The state of the forking process is another thing has to be taken care of. The forking process can not be within a transaction while forking, either a dynamic transaction or a user logging transaction. The forking process can not own any locks, no matter if it is a database lock, a data set lock or a predicate lock. And, of course, the forking process can not be in a TurboIMAGE intrinsic at the time of forking. If the forking process is enabled for user logging, even when forking happens between two transactions, one more step needs to be taken: a fake DBOPEN log record must be written into the log file for the forked process. Otherwise, DBRECOV will fail to recover the transactions for the forked process.
2.2.2 Global variables
Since the forked process has its own SR5 virtual space, DP-relative global variables should not be a problem. Somehow, TurboIMAGE needs to find a way to copy the DP-relative global variables from the forking process to the forked process.
2.2.3 Open files
The forked process inherits the file structures of its parent process by having it own PLFD (Process Local File Descriptor) but sharing the same GDPD (Global Data Pointer Descriptor). Because it shares the GDPD, it shares the SMCB inside the GDPD. Because it shares SMCB, it has the same issue as threads have.

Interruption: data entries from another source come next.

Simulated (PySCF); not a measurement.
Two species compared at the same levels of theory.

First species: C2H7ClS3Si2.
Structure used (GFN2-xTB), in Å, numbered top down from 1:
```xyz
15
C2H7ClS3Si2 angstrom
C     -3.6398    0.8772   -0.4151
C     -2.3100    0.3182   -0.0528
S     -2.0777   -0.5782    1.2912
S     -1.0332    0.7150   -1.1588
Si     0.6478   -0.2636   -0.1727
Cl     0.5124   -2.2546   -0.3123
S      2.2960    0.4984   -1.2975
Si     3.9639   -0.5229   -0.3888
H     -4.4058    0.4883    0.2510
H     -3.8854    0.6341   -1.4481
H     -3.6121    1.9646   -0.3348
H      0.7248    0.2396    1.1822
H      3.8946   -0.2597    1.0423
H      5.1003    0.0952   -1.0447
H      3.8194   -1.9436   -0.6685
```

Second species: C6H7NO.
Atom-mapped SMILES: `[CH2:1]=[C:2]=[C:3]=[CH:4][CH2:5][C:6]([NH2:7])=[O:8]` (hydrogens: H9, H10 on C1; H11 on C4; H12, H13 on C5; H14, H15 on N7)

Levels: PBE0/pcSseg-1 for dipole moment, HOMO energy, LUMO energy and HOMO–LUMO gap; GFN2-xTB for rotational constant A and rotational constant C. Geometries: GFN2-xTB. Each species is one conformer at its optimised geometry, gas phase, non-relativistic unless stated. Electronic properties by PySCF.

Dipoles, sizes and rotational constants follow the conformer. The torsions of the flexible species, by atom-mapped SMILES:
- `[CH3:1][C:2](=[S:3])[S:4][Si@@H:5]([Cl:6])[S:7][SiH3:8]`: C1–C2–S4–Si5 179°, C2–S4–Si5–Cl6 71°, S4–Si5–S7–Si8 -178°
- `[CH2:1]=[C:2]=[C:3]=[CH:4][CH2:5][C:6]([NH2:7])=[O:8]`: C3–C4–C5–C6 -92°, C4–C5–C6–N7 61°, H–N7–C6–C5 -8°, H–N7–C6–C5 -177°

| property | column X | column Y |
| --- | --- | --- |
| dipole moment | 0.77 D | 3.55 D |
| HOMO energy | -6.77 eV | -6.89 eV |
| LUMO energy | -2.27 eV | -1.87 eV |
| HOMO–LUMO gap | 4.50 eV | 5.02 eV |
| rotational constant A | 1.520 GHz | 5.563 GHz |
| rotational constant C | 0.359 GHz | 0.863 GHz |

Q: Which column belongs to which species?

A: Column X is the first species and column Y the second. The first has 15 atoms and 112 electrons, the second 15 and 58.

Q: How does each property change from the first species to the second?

2.3 Passing "base ID" between processes
The third request in the same arena is passing "base ID" between processes. The processes may mean threads, or may mean the forking and forked processes, or parent and son processes, or even two unrelated processes. Before a discussion of this problem, let’s first understand what the "base ID" is. "Base ID" is a unique number (unique to this process), which TurboIMAGE returns when a program calls DBOPEN. The program passes a database name to DBOPEN with the first two-byte set blank. TurboIMAGE, after successfully opening the database, will put the "base ID" in this two bytes space. Basically, the "base ID" is the index to an array of pointers, which point to DBUs this process has created. This array is located in the DBUX control block. For every DBOPEN, TurboIMAGE creates a DBU control block in the SR5 virtual space. The address of the DBU is then added to the array in the DBUX, which belongs to this process. So, by getting the "base ID" from all the subsequent TurboIMAGE intrinsic calls, TurboIMAGE can link the intrinsic call to the related DBOPEN and the DBU control block. So, passing "base ID" between processes actually means sharing the DBU.
Since both DBU and DBUX are considered to be "process local", sharing DBU between processes is really deflecting the architecture. Many issues will surface by doing that:
- What if the process, which receives the "base ID" already has an open database? The "base ID", which really is an index, may mess up with the one it already has.
- Who will be the "owner" of the DBU? What if the ID has been passed through several hands?
- What should the process termination do, if the program is aborting, the DBU is being purged, but the other process is accessing the DBU?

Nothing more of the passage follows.